Election Ruling Could Affect School Boards
In a major voting-rights decision, the U.S. Supreme Court may have called into question many legislative maps that were redrawn to increase minority representation--including some that set districts for local school board elections.
In a 5-to-4 decision, the Court last month struck down a Georgia redistricting plan designed to help black Congressional candidates get elected.
In Miller v. Johnson (Case No. 94-631), the Justices scrutinized the state's 11th Congressional District, which extends more than 260 miles and takes in predominantly black neighborhoods of Atlanta and Savannah. The state legislature had approved a new district map to satisfy the U.S. Justice Department, which had rejected two previous versions for failing to maximize black voting strength. Five white voters challenged the plan.
Writing for the majority, Associate Justice Anthony M. Kennedy said such race-based redistricting is unconstitutional if it does not address a specific, proven harm or serve a compelling government interest.
The Court had made that point in an earlier case. But its opinion in Miller also held that the Justice Department ~had overstepped its bounds in interpreting the Voting Rights Act of 1965 to require legislative maps that maximize the number of districts that have black voter majorities.

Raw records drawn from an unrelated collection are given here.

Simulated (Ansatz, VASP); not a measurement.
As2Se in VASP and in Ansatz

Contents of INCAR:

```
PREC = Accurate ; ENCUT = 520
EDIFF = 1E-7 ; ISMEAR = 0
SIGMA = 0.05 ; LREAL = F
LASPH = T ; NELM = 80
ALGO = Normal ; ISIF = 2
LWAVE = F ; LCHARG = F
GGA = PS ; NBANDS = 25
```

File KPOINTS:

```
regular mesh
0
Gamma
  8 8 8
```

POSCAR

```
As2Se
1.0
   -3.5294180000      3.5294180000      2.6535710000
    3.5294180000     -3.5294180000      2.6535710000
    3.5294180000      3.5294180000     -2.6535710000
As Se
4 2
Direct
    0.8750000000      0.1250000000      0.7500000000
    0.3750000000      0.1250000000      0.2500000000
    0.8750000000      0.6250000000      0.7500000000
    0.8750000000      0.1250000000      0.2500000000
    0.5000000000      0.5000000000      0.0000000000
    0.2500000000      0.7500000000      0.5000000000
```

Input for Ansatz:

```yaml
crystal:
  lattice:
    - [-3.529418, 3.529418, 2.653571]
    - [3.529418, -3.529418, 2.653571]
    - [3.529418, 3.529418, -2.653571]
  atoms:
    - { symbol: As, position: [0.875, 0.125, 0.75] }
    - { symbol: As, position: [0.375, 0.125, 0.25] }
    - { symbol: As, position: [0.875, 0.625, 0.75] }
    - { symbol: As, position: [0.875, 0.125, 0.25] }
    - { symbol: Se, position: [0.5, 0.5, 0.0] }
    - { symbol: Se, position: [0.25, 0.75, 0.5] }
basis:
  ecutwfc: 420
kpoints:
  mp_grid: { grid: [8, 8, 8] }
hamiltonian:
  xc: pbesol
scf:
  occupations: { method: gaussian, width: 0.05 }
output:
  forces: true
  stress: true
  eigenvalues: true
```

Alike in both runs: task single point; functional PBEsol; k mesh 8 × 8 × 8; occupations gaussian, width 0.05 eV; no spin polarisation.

That approach, Justice Kennedy wrote, violates the constitutional requirement that the government treat people as individuals. "It takes a shortsighted and unauthorized view of the Voting Rights Act to invoke that statute, which has played a decisive role in redressing some of our worst forms of discrimination, to demand the very racial stereotyping that the 14th Amendment forbids," he said.
School Boards Vulnerable?
Legal experts--and the Justices themselves--were divided about the decision's likely impact.
In a concurring opinion, Associate Justice Sandra Day O'Connor wrote that applying the Court's new standards ~"does not throw into doubt the vast majority of the nation's 435 Congressional districts," which, she said, presumably were configured based on a variety of considerations.
But a dissenting opinion, written by Associate Justice Ruth Bader Ginsburg, said the majority decision means "a federal case can be mounted whenever plaintiffs plausibly allege that other factors carried less weight than race" in the drawing of a legislative map.
"We thought it was a splendid decision that will begin to move us past the racial divide in politics," said Clint Bolick, the litigation director of the Institute for Justice, a Washington-based, libertarian legal-advocacy group.
Meanwhile, groups such as the NAACP Legal Defense and Educational Fund, the Congressional Black Caucus, and the American Civil Liberties Union said that the ruling weakens the Voting Rights Act and opens the door to efforts to purge minorities from power.
August W. Steinhilber, the general counsel for the National School Boards Association, said that most maps drawn for school board elections have been noncontroversial and that the relatively small size of such districts has generally discouraged such gerrymandering.
But Pamela S. Karlan, a law professor at the University of Virginia and a former voting-rights lawyer for the NAACP Legal Defense Fund, estimated that more than a thousand school districts have sought to increase minority representation in drawing boundaries for school board races, and she predicted that those plans eventually will come under fire.